If we do grant that causes always yield explanations, we can do even better than a CP on the given assumptions - we can get the PSR, supposing that the arguments previously outlined have successfully established the following claim:

(42) Necessarily, all wholly contingent, positive states of affairs have causes.

This is not only a CP, but it seems to entail the necessary truth of a PSR for positive propositions, that is, propositions that report positive states of affairs. For if p is a proposition reporting a positive state of affairs S, we can let S* be the maximal, wholly contingent part of S. Recall that, necessarily, S obtains if and only if S* does, and by (42), S* has a cause C. Hence, we can explain the obtaining of S* as follows: S obtains because S* has a cause C

and because contingent states of affairs obtain if and only if their maximal, wholly contingent substates do. If one objects that the noncontingent substates of S have not been explained, we can instead say that their obtaining is explained by the necessity of their obtaining or that they are self-explanatory, or stipulate that we are talking about explaining things modulo necessary truths, or perhaps hope that there is some way in which ultimately even the necessary truths all have explanations in terms of self-explanatory necessary truths (such as that each thing is identical with itself).

But now the necessary truth of a PSR for positive contingent propositions entails the necessary truth of a PSR for negative contingent propositions, where a negative proposition is the denial of a positive one. For if p is a negative contingent proposition, we can explain why p holds as follows: p holds because (a) there is nothing to explain why not-p holds, and (b) not-p is a positive contingent proposition, while (c) necessarily all positive contingent propositions that hold have explanations. This explanatory scheme is a variant of the scheme: E did not take place because no cause of E took place (see the discussion of the dog that did not bark in Section 2.3.2.2).

Finally, it is plausible that once we have explained all the positive contingent propositions and all the negative ones, then all contingent propositions will thereby have been explained, since their truth-values should supervene, in an explanation-preserving way, on the truth-values of the positive and negative ones.

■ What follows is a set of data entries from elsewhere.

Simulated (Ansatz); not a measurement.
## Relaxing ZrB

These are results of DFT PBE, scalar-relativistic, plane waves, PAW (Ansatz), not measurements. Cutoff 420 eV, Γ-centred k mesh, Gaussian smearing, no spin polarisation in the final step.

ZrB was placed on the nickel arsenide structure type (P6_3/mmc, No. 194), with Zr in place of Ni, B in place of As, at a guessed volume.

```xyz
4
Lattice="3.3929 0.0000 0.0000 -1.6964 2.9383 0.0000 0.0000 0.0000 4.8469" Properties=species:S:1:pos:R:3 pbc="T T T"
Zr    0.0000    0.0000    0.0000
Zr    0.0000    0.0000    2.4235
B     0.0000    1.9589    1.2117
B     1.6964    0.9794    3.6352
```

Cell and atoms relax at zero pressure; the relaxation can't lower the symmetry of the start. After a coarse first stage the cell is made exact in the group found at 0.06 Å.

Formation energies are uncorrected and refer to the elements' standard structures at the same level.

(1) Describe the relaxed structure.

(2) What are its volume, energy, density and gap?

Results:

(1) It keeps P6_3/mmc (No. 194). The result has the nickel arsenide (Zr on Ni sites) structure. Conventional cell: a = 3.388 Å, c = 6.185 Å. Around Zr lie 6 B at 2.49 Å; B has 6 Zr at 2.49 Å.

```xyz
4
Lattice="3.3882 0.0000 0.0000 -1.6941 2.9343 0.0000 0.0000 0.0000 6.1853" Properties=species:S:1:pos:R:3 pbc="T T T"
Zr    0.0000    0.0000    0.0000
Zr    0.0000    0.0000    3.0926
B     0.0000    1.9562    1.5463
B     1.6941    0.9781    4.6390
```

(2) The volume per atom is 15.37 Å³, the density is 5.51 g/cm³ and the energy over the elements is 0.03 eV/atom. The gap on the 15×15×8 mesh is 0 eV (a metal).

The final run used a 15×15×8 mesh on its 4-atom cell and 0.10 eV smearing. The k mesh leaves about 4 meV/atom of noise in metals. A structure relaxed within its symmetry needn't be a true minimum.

This argument has an interesting consequence. I have argued (Pruss 2004a) that if we reject the PSR because we think that it has some counterexamples, such as the BCCF according to the van Inwagen argument, we should instead accept the restricted PSR (R-PSR):

(R-PSR) Every proposition that possibly has an explanation actually has an explanation.

Now, since the R-PSR claims to be a metaphysical principle, we should take it to be a necessary truth. We are now, however, in a position to see that the necessity of the R-PSR actually entails the PSR, if the arguments of the preceding section are successful. The argument is easy. The previous section shows, independently of any CP, that every wholly contingent, positive state of affairs can have a cause. Hence:

(43) Necessarily, every proposition reporting a wholly contingent, positive state of affairs can have an explanation.

The R-PSR then entails that it does have an explanation. But the same argument that shows that (42) entails the PSR also shows that (43) does so as well.

There is good news and bad news here for the cosmological arguer. The bad news is that if there are counterexamples to the PSR, there will be counterexamples to the R-PSR, and so the R-PSR does not make possible a cosmological argument that would work even if the PSR were false. The good news is that those whose intuitions lead them to accept that whatever is explainable is explained need to also accept the PSR for all contingent propositions.

If, on the other hand, the arguments of the preceding section are not successful, then it seems to be possible to accept the R-PSR without being committed to the PSR. In Section 4.4, I will show how to run a cosmological argument for a First Cause based only on the R-PSR.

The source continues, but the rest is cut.